The title of this post reminds me of my magazine-cover writing days. From the higher-ups: “Use numbers!” “Use exclamation points!” “Use the word ‘free!'” If only it were in neon yellow. But it gets the point across, which is simply this: We’ve added four new excerpts to some of our more-recent titles.
In the excerpt for “Making Things Work: Tales from a Cabinetmaker’s Life (Second Edition” by Nancy Hiller, you’ll find the Table of Contents and Chapter 1: The English Years, which includes “Living the Dream,” “The Accidental Cabinetmaker, I,” and “The Accidental Cabinetmaker, II: On the Brink.” I tried to paraphrase these selections but it’s Nancy and you can’t paraphrase Nancy. It’s 27 pages of intimate, funny, intelligent writing, perfect to read with this morning’s coffee.
The excerpt of Robert Wearing’s “The Solution at Hand” includes the Contents, Editor’s Note, Introduction and Chapter 1: Holding Devices. Try out Robert Wearing’s Planing Grip System or Bench Holdfast or Sticking Board. Read about them, build them –– everything you need to do is included (in fact, Chapter 1 includes 34 detailed illustrations).
We’ve also included an excerpt of “Good Work: The Chairmaking Life of John Brown” by Christopher Williams. In addition to the Table of Contents, Preface by Nick Gibbs, Editor’s Note and Chapter 2: Introduction to Wales, we also included three columns from Chapter 5: John Brown, in his Own Words, so that you can get a feel for both Christopher’s words, and John’s. Plus you get to see several of Molly Brown’s gorgeous linocut illustrations.
And finally, we created an excerpt of “Honest Labour: The Charles H. Hayward Years, 1936-1966.” It includes the Table of Contents, From the Publisher and “Charles Hayward Looks Back to the Seamy Side,” a three-part interview series with Charles Hayward, written by Antony Talbot, then editor of Working Wood, in Spring 1980. The excerpt also includes nine columns from 1962, which is one of my favorite chapters (it’s a perk that comes with being the one who makes the excerpts).
Enjoy!
— Kara Gebhart Uhl
If you don’t have Wearing’s book, stop reading now and buy it! Why are you still reading? Go buy it! It’s one of the best references books you can own. You’ll skim it, pausing here and there with, “huh! Why didn’t i think of that?” Then keep checking back for a simple solution to your problem at hand. Still not convinced? If i found myself shipwrecked swiss family robinson style with a chest of tools and only 1 woodworking book, this is the one I’d want.

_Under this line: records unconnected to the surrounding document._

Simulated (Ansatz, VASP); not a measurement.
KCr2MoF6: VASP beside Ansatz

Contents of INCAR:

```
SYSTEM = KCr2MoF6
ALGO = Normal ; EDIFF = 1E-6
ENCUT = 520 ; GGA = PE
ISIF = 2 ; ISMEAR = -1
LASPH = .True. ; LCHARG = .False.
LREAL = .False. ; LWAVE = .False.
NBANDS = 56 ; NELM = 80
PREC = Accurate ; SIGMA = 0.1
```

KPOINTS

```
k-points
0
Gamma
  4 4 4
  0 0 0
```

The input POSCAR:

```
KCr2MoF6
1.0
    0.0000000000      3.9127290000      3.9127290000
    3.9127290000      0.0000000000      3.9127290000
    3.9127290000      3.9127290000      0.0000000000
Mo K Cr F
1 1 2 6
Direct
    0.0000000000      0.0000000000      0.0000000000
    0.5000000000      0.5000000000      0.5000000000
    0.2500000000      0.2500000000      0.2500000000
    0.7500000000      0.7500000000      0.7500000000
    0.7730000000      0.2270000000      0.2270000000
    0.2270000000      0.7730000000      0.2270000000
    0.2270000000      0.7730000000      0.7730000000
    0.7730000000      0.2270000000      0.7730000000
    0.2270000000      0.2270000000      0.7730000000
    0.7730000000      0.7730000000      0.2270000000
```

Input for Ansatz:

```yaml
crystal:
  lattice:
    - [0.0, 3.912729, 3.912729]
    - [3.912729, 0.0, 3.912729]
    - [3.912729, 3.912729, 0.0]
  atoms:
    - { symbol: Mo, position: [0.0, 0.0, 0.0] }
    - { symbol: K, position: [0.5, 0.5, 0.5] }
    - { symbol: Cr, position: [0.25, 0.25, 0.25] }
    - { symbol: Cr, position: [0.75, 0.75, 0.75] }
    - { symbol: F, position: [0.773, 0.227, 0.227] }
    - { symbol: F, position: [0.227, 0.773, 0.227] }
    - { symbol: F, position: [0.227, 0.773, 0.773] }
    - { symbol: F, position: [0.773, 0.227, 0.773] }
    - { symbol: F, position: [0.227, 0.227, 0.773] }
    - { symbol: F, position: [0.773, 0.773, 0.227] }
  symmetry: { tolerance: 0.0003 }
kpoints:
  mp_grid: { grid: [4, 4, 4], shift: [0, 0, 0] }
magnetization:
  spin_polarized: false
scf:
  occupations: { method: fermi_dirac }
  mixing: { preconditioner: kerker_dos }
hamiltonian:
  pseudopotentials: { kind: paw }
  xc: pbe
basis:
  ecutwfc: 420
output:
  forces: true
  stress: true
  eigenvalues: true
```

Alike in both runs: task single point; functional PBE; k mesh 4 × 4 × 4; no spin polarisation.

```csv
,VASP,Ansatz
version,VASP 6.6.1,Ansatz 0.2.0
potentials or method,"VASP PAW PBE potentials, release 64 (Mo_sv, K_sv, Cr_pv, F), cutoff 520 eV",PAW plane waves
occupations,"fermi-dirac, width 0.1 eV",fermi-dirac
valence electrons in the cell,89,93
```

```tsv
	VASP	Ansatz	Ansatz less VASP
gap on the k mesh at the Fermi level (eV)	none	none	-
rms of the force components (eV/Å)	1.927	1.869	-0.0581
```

Shouldn’t that be Nancy Hiller as author of “Making Things Work”?
Yup. Fixed.
What a cliffhanger ending for the sample chapters from ‘Making Things Work’! Will our hero ever make furniture again? Or will she succumb to tedium and TPS reports? The only way to learn the truth is to buy the book!
Thanks for these. As a UK pensioner I can only really justify one luxury book each year, and this year’s is going to be Nancy’s kitchen book. So excerpts like this help to stave off the pangs of deprivation!
Just started reading the Hiller excerpt and was annoyed by the foul language. Other humans have no right to subject me to foul language. Is the rest of the book as bad? Couldn’t you have printed a warning? I wouldn’t have read it then. Nearly bought it recently as well; I consider that a narrow escape.